A Publisher’s Take on the Go Set a Watchman mess

Go Set a Watchman marketing

Words by Charlotte Guest, Publishing Officer at UWA Publishing


I know what you’re thinking: the Go Set a Watchman imbroglio has been combed through with the same fastidiousness seen in an anxious parent looking for lice. Perhaps, but I think it’s worth continuing the conversation a little longer in order to assess what this case study tells us about the way marketing works. Set aside the murky ethics of how the manuscript came to be published in the first place, and consider the post-production fall out...

Go Set a Watchman is a literary artefact that was marketed as a book, and this is what caused great misunderstanding and offence. As dangerous as fixed definitions are, I would say that a literary artefact is something retrieved from the past and valuable for the way it contributes to a narrative of literary production. This is not to say that the work is not valuable in itself, but in the case of a literary artefact this value is overshadowed by its status as a prototype. The worth of such prototypes lies in the way they relate to later works or oeuvres by the same writer or artist. So, it follows that the recently announced republication of Tolkien’s first prose piece, a retelling of an epic Finnish poem, is exciting in the way it foreshadows Tolkien’s subsequent writing career. Other literary artefacts, and perhaps more recognisable as such, are the published notebooks of writers and artists (such as famous notebooks of rock legend Kurt Cobain and curator Betty Churcher).
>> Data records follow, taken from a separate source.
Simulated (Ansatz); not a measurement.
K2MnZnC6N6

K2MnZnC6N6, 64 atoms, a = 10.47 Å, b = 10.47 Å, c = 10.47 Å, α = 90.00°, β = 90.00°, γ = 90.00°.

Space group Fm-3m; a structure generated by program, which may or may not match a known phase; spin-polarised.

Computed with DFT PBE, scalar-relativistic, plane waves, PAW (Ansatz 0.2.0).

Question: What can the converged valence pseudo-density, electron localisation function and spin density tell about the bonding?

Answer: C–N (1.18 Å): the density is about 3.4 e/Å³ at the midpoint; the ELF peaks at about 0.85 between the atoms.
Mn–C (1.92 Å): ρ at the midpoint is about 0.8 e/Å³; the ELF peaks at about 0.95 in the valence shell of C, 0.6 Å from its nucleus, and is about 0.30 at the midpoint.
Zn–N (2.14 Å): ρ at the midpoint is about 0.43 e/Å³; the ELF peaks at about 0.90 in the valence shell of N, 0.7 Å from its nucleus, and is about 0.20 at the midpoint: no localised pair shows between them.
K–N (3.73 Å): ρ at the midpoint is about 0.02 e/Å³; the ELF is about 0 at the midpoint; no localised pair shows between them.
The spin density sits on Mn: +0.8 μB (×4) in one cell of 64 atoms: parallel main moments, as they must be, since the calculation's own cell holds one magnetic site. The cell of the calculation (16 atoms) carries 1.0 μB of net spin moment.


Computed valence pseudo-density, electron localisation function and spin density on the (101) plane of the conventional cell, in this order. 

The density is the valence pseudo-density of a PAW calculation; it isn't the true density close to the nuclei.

As readers, we concede that there is a difference between a manuscript and a book. The former is the prototype of the latter. They are at once the same work and different works: they are the one piece at different stages along the timeline, and they are different pieces that, when set side-by-side, read differently, contain different words, and sometimes, as in the case of Watchman, entirely different stories.

This is where the unsuspecting reader has been caught off guard. Go Set a Watchman has been marketed as “a novel.” The title should have read, Go Set a Watchman: a draft. Packaging a product as "a new release" by Harper Lee places certain parameters around the work's reception and comprehension. Instead of sitting down to flick through an early draft of what would become To Kill a Mockingbird, which should have been met with a sense of curiosity and fascination, readers settled in with what they thought was a sequel to the treasured classic (cue the outcry). And whilst some reviews have opined the literary merit of the work, many have bitterly written it off as a failure. Yes, as a book it is a failure - that is why the editor advised Lee to rewrite the story and set it in Scout’s childhood – but as a literary artefact it is a gem. It is a historical document that illustrates the profound transformation that can occur during the writing, drafting and editing of a book.

Nothing could illustrate my point better than the move by US bookstore Brilliant Books to offer full refunds to customers who felt cheated. The bookseller wrote on their blog “we suggest you view this work as an academic insight rather than as a nice summer novel.” They compare Watchman to James Joyce’s Stephen Hero, an earlier draft of A Portrait of the Artist as a Young Man.

The Watchman case underscores how powerful marketing has become in shaping the way we comprehend products and the value judgements we make about them. It highlights how, in the book industry, effective marketing is often at odds with the complexity of the products it is trying to sell. How do you compress nuance? How do you sloganise ideas, sell a challenge? Where is the equilibrium between commercial and culturally valuable? For the adventurous marketer, addressing these questions is the best part of the job.